On Friday, Andrew Coffey, a freshman at Florida State University and Pi Kappa Phi pledge, went to a fraternity party. By the time the party was over, Coffey was found dead. Though an autopsy has yet to be completed, police reported that the death appeared to be alcohol-related.
On Monday, FSU announced that its fraternities and sororities will be suspended indefinitely. The decision was made in light of both Coffey’s death, and, in an unrelated incident in a different FSU fraternity, the arrest of a student on cocaine charges.
Stories like these — as awful and tragic as they are — are starting to feel like old news. Hazing has been the cause of more than 200 deaths in the United States since 1838, including more than 40 in the last decade, according to data compiled by Hank Nuwer, a journalism professor at Franklin College in Indiana.
Over time, colleges and universities in the United States have gotten used to the idea that Greek life gets out of hand, and sometimes even dangerous. Drug and alcohol abuse, sexual assault and hazing are behaviors we have come to expect from these organizations. These things actually happen so often that we have begun to brush them off as commonplace, though this is a dangerous mindset to get into.
And despite how prevalent the issue is, we have yet to see any institutional change.
People are now looking to individual schools to address these problems and enforce stricter policies on Greek life. That’s the right idea, but it’s an idea that ultimately won’t have much real impact. It would make change on a school-by-school basis, but the larger hazing culture of these organizations would remain the same. It’s unlikely schools would gain enough momentum to make such big changes without something serious happening to prompt them to, something like what we saw this weekend at FSU.
We shouldn’t be waiting until after students are already dead or in prison to be making change. National leadership of these fraternities need to change the way their chapters are being run, and create a culture where hazing isn’t the norm. That doesn’t mean not drinking or having parties, it just means having safe ones. It means holding chapters responsible for the way they treat their freshmen, and it means frats prioritizing their students over their parties.

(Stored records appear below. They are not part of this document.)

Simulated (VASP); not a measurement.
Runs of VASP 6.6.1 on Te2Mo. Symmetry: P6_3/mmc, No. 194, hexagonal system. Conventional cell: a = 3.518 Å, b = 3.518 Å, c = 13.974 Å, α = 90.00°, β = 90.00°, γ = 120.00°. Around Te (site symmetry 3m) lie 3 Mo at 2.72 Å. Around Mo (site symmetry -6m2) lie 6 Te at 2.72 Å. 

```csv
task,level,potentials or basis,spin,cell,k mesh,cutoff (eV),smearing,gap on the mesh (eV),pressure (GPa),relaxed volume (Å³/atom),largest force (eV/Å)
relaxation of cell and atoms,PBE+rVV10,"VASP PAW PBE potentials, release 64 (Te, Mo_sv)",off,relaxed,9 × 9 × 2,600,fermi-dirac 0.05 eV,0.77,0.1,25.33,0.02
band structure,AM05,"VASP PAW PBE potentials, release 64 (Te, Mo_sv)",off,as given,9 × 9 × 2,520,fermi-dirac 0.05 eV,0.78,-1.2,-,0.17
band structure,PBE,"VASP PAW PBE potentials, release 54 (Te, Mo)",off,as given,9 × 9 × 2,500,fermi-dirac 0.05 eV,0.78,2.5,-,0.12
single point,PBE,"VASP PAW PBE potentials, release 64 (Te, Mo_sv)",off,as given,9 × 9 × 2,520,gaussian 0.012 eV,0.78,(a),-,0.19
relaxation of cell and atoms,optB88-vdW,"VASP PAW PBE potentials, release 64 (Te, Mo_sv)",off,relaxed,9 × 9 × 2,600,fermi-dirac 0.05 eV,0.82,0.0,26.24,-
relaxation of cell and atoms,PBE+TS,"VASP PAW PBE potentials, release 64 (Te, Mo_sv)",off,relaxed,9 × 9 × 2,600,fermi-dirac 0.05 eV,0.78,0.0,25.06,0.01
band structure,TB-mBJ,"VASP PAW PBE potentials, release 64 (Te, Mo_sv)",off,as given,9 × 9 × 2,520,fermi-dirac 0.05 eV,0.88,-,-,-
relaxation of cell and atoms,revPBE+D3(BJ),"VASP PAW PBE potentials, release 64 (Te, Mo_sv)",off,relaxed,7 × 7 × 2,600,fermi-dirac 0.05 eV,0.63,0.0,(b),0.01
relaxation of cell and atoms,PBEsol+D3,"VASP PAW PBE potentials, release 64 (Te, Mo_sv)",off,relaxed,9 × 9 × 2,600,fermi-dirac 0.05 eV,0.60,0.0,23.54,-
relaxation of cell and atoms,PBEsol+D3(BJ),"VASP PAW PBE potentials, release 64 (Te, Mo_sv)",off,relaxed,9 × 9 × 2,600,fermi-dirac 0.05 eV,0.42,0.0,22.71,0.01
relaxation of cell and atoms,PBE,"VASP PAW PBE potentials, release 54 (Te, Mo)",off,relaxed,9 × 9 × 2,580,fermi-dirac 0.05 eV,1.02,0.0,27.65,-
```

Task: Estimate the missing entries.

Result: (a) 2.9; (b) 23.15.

But this issue doesn’t apply to all fraternities and sororities. There are business fraternities, film fraternities and other group-specific Greek organizations who do not follow this dangerous trend. And when it comes down to it, the issue doesn’t really apply to sororities at all.
FSU decided to suspend both fraternities and sororities, but this is drawing a false comparison between the two types of organizations. Both live in big houses and use the Greek alphabet, but in many ways, the similarities end there. There’s a reason all of these scary headlines are just coming from fraternities: the drinking and hazing culture that can become so pervasive at fraternities does not exist at that scale at sororities. If women can reign their organizations in, and make them safe groups to be a part of, men can too. Hazing culture is not intrinsic to a fraternity’s success — at least it shouldn’t be.
We should not have to look into shutting down fraternities and sororities entirely to address this problem. Greek life can bring a lot of good things to a campus, from the events they host to the philanthropy they are involved in to the sense of community they bring students. But the way things are going right now, with the drinking and hazing these groups have become infamous for — all of that is coming at too high a cost.